That era is on hold. The U.S. and China aren't solving problems; they are trading trans-Pacific insults that have given a jarring, Cold War – era tinge to a distinctly 21st century debate: Just how free should the Internet be, and to what lengths can governments go to exploit it for its own aims? The trigger, of course, for the current war of words between Washington and Beijing was Google's Jan. 12 declaration on its website that it would no longer agree to censor its search engine in China. Google said it believed the authorities were behind a series of cyberattacks against its computers, including probes designed to steal the Gmail addresses of human-rights activists and other dissidents inside China. (Beijing denied any state involvement in the cyberattacks.) U.S. Secretary of State Hillary Clinton then followed with a high-profile speech on "Internet freedom," which took direct aim at Beijing, among others.

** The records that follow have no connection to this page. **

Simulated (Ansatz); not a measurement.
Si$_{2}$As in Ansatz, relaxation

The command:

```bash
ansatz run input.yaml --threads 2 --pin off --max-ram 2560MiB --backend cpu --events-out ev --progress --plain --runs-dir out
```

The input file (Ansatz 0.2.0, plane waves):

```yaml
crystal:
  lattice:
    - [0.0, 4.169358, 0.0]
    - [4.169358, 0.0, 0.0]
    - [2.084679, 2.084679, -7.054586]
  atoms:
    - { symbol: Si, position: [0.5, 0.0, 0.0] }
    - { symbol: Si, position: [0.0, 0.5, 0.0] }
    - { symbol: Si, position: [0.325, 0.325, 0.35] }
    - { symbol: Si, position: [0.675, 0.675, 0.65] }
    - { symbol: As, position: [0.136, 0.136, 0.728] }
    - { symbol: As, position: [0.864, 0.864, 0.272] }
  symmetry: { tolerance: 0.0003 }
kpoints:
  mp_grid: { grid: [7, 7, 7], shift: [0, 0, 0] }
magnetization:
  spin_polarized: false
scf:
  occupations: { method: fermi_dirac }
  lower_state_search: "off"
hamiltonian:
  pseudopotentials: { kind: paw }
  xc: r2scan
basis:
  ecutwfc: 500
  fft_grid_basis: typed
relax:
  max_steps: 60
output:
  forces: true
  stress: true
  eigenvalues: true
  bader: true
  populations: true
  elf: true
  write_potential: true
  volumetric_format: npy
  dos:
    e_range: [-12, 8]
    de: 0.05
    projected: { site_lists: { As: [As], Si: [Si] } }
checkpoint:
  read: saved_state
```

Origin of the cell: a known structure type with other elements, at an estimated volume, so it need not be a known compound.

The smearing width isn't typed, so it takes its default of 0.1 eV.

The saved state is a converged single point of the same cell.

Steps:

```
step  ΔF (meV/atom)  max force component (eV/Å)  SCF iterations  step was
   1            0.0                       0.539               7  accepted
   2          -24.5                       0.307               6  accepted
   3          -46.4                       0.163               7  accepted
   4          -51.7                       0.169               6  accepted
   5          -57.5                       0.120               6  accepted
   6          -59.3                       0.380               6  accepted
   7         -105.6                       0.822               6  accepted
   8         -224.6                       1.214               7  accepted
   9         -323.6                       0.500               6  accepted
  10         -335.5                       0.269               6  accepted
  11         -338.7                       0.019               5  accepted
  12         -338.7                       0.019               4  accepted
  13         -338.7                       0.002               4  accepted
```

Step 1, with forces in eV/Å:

In the immediate aftermath of Google's announcement, Beijing was conspicuously quiet. In part, this was because the authorities were unclear over how to respond. Says one Chinese Internet executive: "Are there security types in the government who would shut down the Internet tomorrow if they could? Sure there are. But there are also [policymakers] who want China to be a modern, tech-savvy country, and having Google threaten to walk out isn't exactly helpful." However, once it became clear to Beijing that this was not only Google's fight but one that Washington would adopt, China fired back. Said a Jan. 25 editorial in a state newspaper: "In the eyes of American politicians, only when information is controlled by the U.S. does it count as free information."

International commercial spats involving China are increasingly common as it becomes ever more integrated into the global economy. But none have so quickly attained the white-hot intensity of the Google fracas. The Mountain View, Calif., Internet giant openly flouted one of the cardinal rules of dealing with China: no matter what the dispute, quiet backroom diplomacy is the only way to deal with the rulers in Beijing. That is truer for large corporations than it is for governments, because the China market just doesn't stop growing, not even, as 2009 demonstrated, in the teeth of steep global recession. For one of the most powerful companies in the world to publicly assail the Chinese government, and effectively threaten to abandon the China market unless Beijing stops censoring the Internet, was not only unprecedented, "it was astonishing," says the head of China operations for a FORTUNE 500 company.

The Bigger Picture The public démarche provided more than shock value. For much of 2009, China was rightly lauded for keeping its economy humming, enabling it to be a growth engine for the rest of the world. But in a way that could not have been anticipated — least of all by Beijing's leaders — the Google issue has crystallized a whole range of discontent with China, economic and otherwise. "To a degree, it has put a punctuation mark on what has been a very bad run of publicity for China," a top Western diplomat in Beijing says. Some of that discontent has been very public. The sentencing of dissident Liu Xiaobo to 11 years in prison and the controversial execution of a British citizen of Pakistani descent, convicted of being a drug trafficker, angered human-rights activists, while many environmentalists — fairly or not — hung the failure of the Copenhagen climate-change summit around China's neck. With awareness, as well as concern, growing about the country as a world power, China's global role is certain to be dissected and debated at gatherings like the World Economic Forum in Davos.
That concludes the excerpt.